Originally Posted by
Osborne Russell
An excellent discussion all around. Thanks to Ted for the Thomas Paine.
It's true, this health care business does lead us back to what is the proper role of government, which for America includes 200 years of experience with the constitution.
The constitution is in turn based on certain conceptions of natural rights, which by definition are independent of time, place and circumstances. So it's good to come to understanding of what they are.
Also important to remember that by definition, no constitution can be the perfect protector of those rights; but at the same time, things should not be changed for light and transient causes as TJ put it.
The constitution with its so-called balance of powers between states and the feds wasn't put forward as the ideal solution but as a compromise. It has a built-in conflict. So to speak of it as some kind of optimized instrument for carrying out the founder's intent as if that intent was a consensus is just wrong. It's an instrument designed to contain a compromise. There are good arguments on both sides, all of the original ones plus some new.
The problem is as some point out, where, on principle, can you draw a limit on the power of the federal government? It's a vital question. Many liberals are unconscious Hamiltonians, i.e. they would be happy to see the states lose the last of their sovereignty. That is a judgment that all the anti-federalist arguments are wrong; I'm a long way from being convinced of that. In any event it would be unwise to do it suddenly.

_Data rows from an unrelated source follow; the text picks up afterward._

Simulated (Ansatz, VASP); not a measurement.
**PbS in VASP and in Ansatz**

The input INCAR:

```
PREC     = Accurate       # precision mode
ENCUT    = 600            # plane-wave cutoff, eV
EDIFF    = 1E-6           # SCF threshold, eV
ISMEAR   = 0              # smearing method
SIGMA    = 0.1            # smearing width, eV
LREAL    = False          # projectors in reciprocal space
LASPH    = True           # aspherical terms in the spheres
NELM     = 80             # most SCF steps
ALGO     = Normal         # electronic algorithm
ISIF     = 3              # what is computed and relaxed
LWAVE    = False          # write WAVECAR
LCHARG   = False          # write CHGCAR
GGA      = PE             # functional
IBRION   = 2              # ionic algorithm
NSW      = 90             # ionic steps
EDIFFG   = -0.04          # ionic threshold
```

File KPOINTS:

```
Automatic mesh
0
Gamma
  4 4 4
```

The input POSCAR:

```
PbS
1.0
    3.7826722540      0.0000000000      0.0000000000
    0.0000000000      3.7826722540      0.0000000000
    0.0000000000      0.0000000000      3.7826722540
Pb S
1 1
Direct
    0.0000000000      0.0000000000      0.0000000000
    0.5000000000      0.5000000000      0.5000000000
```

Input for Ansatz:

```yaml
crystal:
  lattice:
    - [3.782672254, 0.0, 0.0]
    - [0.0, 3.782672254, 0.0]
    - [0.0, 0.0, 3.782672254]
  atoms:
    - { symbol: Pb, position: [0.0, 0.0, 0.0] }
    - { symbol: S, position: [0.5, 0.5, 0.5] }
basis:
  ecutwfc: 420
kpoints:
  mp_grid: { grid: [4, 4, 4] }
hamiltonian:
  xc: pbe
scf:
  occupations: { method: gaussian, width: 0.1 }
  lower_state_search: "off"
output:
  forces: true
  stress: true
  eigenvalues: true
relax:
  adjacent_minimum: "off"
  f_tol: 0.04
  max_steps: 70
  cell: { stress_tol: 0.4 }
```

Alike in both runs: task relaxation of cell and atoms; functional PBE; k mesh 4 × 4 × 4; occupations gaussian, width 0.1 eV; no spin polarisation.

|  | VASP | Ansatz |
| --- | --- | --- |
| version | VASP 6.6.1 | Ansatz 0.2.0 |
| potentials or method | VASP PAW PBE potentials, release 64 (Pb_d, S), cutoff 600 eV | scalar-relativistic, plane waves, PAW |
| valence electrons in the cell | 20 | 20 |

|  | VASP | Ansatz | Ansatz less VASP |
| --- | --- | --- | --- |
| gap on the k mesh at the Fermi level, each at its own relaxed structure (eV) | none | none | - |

Many conservatives trivialize the whole deal by setting up their mythological action figures and their holy writ, when it suits them, so they can get into government and get the money, e.g. the "Bridge To Nowhere", contracts to supply bottled water to the troops in Iraq, etc. Their ancestor isn't Patrick Henry, it's the contractors who sold salt horse and blankets to the Army to fulfill treaties with the Native Americans. Conservative leaders spout the line, the mass buys it, the leaders get the money, and the mass gets an identity, however fake. And the all-important jobs, jobs, jobs -- working for the contractors.